With 2023 officially closed, it is time to look at what we consider to be the best films of the year. Although I will say that this list will be slightly different than most of the stereotypical “Best of…” lists as we weren’t able to see all the films that have received high praise and probably would have been included if we were able to see it before 2023 concluded. Unfortunately excluding films like, Killers of the Flower Moon, Poor Things, Saltburn, etc. but we do hope to watch them and review them for the future when the opportunity presents itself.
Spider-Man: Across the Spider-Verse
Beautifully animated, and pushing the boundaries of superhero storytelling, Spider-Man: Across the Spider-Verse truly deserves this position on our list. Even though Spider-Man stories have been overdone in the media, they somehow haven’t gotten old. With this being better than the likes of Spider-Man: No Way Home, and The Raimi Trilogy. With impeccable voice acting across the board as well as strong writing, and a diverse cast of characters everyone can identify, Across the Spider-Verse pushes everyone to their limits with what can be gotten away with in a superhero/animated movie. Both in realizing its themes surrounding Spider-Man and setting the stage for the conclusion of the animated Spider-Verse Saga!
Godzilla Minus One
Following “failed” kamikaze pilot Koichi Shikishima, Minus One is set in post WWII Japan, where the country is at its lowest point. Despite being a Godzilla movie, the film centers on powerful themes of survival guilt, PTSD, the sanctity of human life and living for the future. After inadvertently awakening Godzilla who kills his comrades, Shikishima lives with this guilt for a large portion of the movie. Throughout the film, he not only learns to move on from the war, but also to live, not only for himself, but for his adopted infant daughter and friends. Godzilla Minus One does what no other Godzilla movie, save for the 1954 film has done: balance the destructive monster scenes with relatable and highly likable human characters. Not only is every human character distinct, but you genuinely care about every single one of their wellbeings. When I first watched it, I expected a typical monster movie with Godzilla. What I got in return was something so much more. With unique and likable characters, strong themes about the living for future, and gorgeous special effects, Godzilla Minus One easily deserves the number two spot on this list!

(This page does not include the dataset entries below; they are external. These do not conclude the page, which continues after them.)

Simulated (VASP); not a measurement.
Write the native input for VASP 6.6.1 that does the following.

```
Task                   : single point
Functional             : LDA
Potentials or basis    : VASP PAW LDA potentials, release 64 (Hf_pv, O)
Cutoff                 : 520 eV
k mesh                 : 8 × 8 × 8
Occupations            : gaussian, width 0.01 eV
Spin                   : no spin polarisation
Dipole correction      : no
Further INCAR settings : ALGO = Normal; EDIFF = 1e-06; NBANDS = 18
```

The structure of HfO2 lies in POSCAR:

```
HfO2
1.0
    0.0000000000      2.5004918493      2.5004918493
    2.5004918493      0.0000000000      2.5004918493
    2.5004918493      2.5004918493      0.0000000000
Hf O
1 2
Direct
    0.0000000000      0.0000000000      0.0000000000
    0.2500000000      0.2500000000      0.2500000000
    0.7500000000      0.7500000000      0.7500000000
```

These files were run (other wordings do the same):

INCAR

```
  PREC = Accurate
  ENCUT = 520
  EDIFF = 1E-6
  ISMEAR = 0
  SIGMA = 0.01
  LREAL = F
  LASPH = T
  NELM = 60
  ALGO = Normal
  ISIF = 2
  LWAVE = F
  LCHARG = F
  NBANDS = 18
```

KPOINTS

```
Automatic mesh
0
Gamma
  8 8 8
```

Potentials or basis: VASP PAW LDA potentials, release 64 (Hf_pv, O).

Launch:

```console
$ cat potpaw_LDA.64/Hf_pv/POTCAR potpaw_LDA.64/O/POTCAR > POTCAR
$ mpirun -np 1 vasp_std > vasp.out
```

It’s no surprise Oppenheimer made it this high on the list, given that it was directed by Christopher Nolan and starred Cillian Murphy and Robert Downey Jr.. But damn is it phenomenal. The head turning performances and epic tale of morality and humanity gives far more weight to the real life events the film is based on, giving me high confidence in Oscar consideration for both Downey Jr. and Murphy. Not to mention Nolan’s direction is as consistent as ever with both his writing and directing. The story of Oppenheimer’s career could have been sleeplily boring and by the numbers if put in the wrong hands, in Nolan’s hands he creates a human look at this controversial figure's career and makes us think introspectively about the world as we see it now.
This half of Barbenheimer easily could’ve been on anyone’s worst films of the year. In the hands of Greta Gerwig and Margot Robbie, it was anything but horrible. Being able to tell a heartfelt story on gender stereotypes as well as some perspective on the human condition, they are definitely in the running for Best Original Screenplay. The performances are just as hilarious and heartfelt as the script, with Ryan Gosling owning Ken with his entire being, Margot Robbie as Barbie being spectacular, and America Ferrara being the beating heart of the entire film. Not to mention the addictive nature of the original songs performed in the film don’t make it any less rewatchable or enjoyable.
John Wick: Chapter 4
You’d think the John Wick franchise would run out of steam by its 4th installment, yet it is better than anyone could have imagined. Being continuously inventive in its fight choreography as well as its cinematography it never ceases to amaze me, acting as a character in its own right. Along with the depth of the world building this franchise continues to give as we learn more and more about the rules of this underworld, with the different countries having their own set rules and hierarchies when it comes to consequences. Keanu Reeves remains awesome as John Wick with Donnie Yen and Scott Adkins being welcomed additions to the Wick-verse and Bill Skarsgaard was particularly terrifying as Marquis Vincent Bisset de Gramont. John Wick Chapter 4 should have shown the franchise is running out of ideas by now, but it only proved that this action extravaganza has much more to give than any other franchise out there.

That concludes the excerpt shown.